Recognizing that fear is there is by far an important step. Ignoring it and hoping it just disappears won't get us very far. I've done that and gotten too many t-shirts as souvenirs with little results to show for it.
Does fear hold you back? Let me tell you about the impact of fear upon my life.
Oh my dearest fear, you are far too powerful and manipulative. You are sneaky, crafty, and cunning. I often don’t know where you hide, but you jump out and attack me at the worst possible moment, leaving me to be a glob of goo on the floor.
Yes fear, I know you’re there. I know I feel you even if I don’t see you. Some may ask, does fear you back? Why certainly it does.
I’m about ready to embark on a new launch of my book and I saw the following question posed in an author’s forum. The question was does fear hold you back from marketing your book. While I know it does, it is easy for me to dismiss it and act like it isn’t there. Right now, I can sort of ignore it because I know that it is in the background. Soon, though, I’ll be front and center with it.
My fear says this in the following tweet
As I get closer and closer to finishing my book, my fears try to come up and tell me that it isn’t good enough, that it is just going to fail and this will be a waste of my time. I keep batting the fears down, but boy are they persistent.
— Don Shetterly (@mindbodythought) September 11, 2018
It is good that I’m recognizing it because that hasn’t been easy for me. Too many times, I’ve just let them sit in the corner acting as if they don’t exist. Then with my eyes closed, they sneak up and slap me a good one! No more… no way… no how!
Yes is my answer to the question, does fear hold you back!
Recognizing that fear is there is by far an important step. Ignoring it and hoping it just disappears won’t get us very far. I’ve done that and gotten too many t-shirts as souvenirs with little results to show for it.

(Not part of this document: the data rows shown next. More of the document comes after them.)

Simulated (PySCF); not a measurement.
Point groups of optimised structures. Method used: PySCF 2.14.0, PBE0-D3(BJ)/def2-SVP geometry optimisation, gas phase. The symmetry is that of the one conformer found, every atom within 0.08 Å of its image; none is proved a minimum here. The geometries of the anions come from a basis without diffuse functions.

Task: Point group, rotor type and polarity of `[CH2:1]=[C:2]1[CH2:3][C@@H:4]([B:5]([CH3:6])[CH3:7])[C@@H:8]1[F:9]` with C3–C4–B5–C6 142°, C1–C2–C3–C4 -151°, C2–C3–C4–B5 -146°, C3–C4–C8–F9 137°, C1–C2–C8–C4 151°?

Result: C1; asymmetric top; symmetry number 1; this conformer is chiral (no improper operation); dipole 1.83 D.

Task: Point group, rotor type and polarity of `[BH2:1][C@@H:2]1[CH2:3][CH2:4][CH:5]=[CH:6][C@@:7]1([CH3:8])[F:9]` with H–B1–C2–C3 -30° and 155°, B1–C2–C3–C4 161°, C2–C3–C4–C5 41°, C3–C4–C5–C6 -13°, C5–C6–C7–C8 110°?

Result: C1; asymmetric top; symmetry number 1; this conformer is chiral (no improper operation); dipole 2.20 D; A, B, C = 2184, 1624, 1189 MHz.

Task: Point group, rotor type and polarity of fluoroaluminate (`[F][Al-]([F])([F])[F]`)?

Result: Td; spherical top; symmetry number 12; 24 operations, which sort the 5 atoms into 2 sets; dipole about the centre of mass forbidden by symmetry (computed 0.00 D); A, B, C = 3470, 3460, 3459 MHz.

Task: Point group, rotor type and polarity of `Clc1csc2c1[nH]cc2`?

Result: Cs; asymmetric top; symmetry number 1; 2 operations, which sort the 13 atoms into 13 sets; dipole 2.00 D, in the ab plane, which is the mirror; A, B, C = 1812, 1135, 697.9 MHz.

I do recognize that these same fears have been coming up in my life in many ways. Sometimes I’ve been able to work through them, but in this case, these are some very core fears. In a way, maybe life is giving me another chance to work with them and find my way through them.
The other thing I think is helpful is that even though I feel powerless to some of these fears, this is my way of standing up and calling them out. It is like, no more. It is like I’m saying to these fears, you’re not going to get your way this time and you’re not overpowering me.
I want the answer to the question, does fear hold you back to be a big resounding NO!